The Telegraph reported that ordinary individuals inheriting assets from overseas could risk criminal charges if they miscalculate the tax owed. New legislation was introduced in 2016 which meant that beneficiaries who inherit offshore money could see their income wiped out completely due to new penalties and punishments. The clampdown is part of HMRC’s latest attempt to close a ‘tax gap’ reported to be worth £34bn per year.
A loophole in the law meant that anyone owing UK tax for income earned abroad could come forward without fear of criminal charges or paying punitive penalties. However, the so-called ‘Liechtenstein Disclosure Facility’ (LDF) ended on December 31st, 2015 and meant that HMRC could impose penalties of at least 30% of the tax due and could investigate cases going back 20 years, in contrast to the current limit of 16 years.
In addition, the larger financial sanctions will be compounded by the fact that anyone miscalculating overseas taxes could be branded as a criminal. This position was confirmed in the Chancellor’s last Autumn Statement. “This won’t just affect serial evaders but ordinary people who make a mistake with their tax or bury their heads in the sand”, said John Cassidy, a tax investigations partner at Crowe Clarke Whitehall. “After the amnesty ends HMRC will become more vigilant and less sympathetic.”

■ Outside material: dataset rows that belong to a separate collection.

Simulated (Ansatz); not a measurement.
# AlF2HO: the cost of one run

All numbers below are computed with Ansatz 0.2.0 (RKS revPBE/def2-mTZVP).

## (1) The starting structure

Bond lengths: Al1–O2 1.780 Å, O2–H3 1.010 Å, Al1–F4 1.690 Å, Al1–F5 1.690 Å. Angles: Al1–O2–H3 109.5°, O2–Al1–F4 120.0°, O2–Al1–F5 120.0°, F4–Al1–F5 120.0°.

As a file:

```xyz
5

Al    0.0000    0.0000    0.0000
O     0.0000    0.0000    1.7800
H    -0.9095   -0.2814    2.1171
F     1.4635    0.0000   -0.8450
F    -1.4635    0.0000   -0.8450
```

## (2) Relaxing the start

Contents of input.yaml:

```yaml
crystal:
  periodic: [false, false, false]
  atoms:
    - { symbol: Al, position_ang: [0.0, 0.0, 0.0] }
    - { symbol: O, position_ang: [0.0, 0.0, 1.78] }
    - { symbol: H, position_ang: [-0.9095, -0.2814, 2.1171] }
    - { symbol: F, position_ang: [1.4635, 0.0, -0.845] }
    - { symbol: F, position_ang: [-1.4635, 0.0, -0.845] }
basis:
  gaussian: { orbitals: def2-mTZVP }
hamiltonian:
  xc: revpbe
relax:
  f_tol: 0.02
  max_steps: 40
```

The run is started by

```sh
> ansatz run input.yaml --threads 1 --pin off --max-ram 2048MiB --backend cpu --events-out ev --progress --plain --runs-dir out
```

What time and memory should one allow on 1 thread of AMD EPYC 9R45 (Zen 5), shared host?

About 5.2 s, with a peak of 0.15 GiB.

It is reported that tens of thousands of Britons underpay tax on offshore assets each year. However, this is often due to a lack of understanding, as in the case of a 92 year old woman who discovered that the Swiss bank account she inherited from her late husband was liable for back taxes. As she was a joint holder of the account, she would be branded a criminal under the new laws. Dealing with the tax implications of an estate can be a complicated process even if overseas assets aren’t involved. Many people think that they have enough knowledge and experience to deal with the estate but often end up requiring professional assistance at some stage in the process. Executors are financially and legally responsible for the distributions that are made, so you must be 100% confident that you know what needs to be done; otherwise there could be a nasty shock waiting after the estate has been distributed.